Frightening men haven't gone away
The majority of people in Northern Ireland remain doubtful that the IRA Army Council has stood down, says Emer O'Kelly
Gerry Adams, President of Sinn Fein, was heard on Morning Ireland on Wednesday morning. His main purpose for being on air was to drop his "Republican colleague" Caoimhin O Caolain, TD, in the mire. O Caolain said recently that Sinn Fein/IRA would pull out of government in Northern Ireland if they didn't get their own sweet way, without checks or balances, when it came to the issue of devolving justice powers to the Northern Ireland Assembly.
Adams was clearly petrified that this open threat might give the British and Irish governments pause, and cause them to reassess their wide-eyed acceptance of every unsubstantiated assurance of future good behaviour from the men and women who spent more than two generations murdering their fellow citizens in the name of democracy. Perish the thought! He and his fellow members of the IRA Army Council must have thought that the two governments might accept little Caoimhin's simple statement at its face value.

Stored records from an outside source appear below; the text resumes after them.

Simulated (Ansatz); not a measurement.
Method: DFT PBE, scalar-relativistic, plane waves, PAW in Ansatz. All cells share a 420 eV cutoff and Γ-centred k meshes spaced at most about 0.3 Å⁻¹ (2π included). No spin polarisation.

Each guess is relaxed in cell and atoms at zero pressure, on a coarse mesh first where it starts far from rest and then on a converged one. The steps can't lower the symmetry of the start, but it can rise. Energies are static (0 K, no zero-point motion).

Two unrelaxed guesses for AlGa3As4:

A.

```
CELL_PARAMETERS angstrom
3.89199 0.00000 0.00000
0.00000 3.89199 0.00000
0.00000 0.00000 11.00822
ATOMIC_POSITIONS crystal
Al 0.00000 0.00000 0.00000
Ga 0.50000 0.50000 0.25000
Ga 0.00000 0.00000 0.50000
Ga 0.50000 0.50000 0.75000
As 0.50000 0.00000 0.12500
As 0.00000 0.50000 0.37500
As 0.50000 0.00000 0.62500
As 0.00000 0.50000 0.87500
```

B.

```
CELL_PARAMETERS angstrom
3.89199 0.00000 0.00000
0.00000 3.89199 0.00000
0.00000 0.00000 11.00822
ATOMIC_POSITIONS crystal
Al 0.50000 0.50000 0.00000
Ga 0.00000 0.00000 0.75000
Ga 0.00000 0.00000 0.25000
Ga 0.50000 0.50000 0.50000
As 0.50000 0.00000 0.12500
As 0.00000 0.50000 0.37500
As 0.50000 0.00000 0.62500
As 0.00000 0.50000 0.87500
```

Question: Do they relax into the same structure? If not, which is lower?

So it was clearly time for the "Republican leadership" in the form of the bould Gerry to get in there and do some more of the verbal twisting he's been getting away with since the abolition of Section 23 of the Broadcasting Act, which forbade the freedom of the airwaves to named subversive organisations. And, although he is not a Minister in the Northern Ireland government, Adams was able to assure Cathal Mac Coille that Sinn Fein/IRA had no intention of pulling out of that government; their aim and purpose was to look to sorting out the economy, in the Republic as well as in Northern Ireland. This, Adams said, would be what his colleague, Deputy First Minister Martin McGuinness, would be concerned with when he and First Minister Peter Robinson and their party colleagues met to try to sort out the deadlock on the devolution of justice and policing powers. But pull out of government? No way.